From our experience it is clear that the companies that achieve the greatest and most sustainable productivity gains are those where leadership empowers and enables their workforce to find solutions.

We've seen companies abandon planned trials before launching them, because their leadership team focus too much on the detail rather than the direction, and they overthink their way out of the idea rather than asking their people and creating space for them to find the answers.

There can also be an unhealthy obsession with ultra-micro, individualised productivity measurement, rather than a focus on collective output.

Individual measurement will yield an individualised approach, while collective measurement tends to elicit a partnership approach focused on collective efficiencies and structural changes.

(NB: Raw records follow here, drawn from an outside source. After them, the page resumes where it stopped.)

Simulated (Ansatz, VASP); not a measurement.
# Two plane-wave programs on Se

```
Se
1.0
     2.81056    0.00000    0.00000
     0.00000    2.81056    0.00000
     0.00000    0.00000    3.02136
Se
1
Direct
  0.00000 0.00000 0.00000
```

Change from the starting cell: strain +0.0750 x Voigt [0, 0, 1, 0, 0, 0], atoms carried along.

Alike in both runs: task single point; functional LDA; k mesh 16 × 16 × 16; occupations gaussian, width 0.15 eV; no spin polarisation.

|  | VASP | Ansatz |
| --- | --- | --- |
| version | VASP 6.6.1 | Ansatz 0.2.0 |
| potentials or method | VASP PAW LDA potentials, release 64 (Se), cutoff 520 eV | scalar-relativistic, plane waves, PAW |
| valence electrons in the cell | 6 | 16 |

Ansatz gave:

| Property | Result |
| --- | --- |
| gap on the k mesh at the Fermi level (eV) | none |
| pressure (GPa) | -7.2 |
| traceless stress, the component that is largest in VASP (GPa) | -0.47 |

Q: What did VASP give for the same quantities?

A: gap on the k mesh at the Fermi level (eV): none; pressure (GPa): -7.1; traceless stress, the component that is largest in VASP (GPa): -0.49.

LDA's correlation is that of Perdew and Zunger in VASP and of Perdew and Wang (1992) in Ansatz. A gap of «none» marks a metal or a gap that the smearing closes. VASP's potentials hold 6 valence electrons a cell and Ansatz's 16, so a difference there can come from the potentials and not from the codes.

The four-day work week can complement strong, positive organisational cultures built on trust - but it can't fix or paper over bad company culture.

As the largest reduced work time trial to take place anywhere in the world, with over 70 companies and 3,300 employees participating, our hope is that the UK pilot will provide the evidence and data which clearly demonstrates the feasibility and desirability of a four-day work week across a broad range of industries.

Many are finding that when they clear away the rubble of unfocused, protracted and unnecessary meetings, distractions and interruptions, poor use of technology and outmoded, outdated processes, the four-day work week is in fact well within their grasp.

HR practitioners would be wise to ask themselves the question – is our greatest risk the risk of trying a four-day week in our business and failing, or is it being unwilling to try and our biggest competitor making the leap first?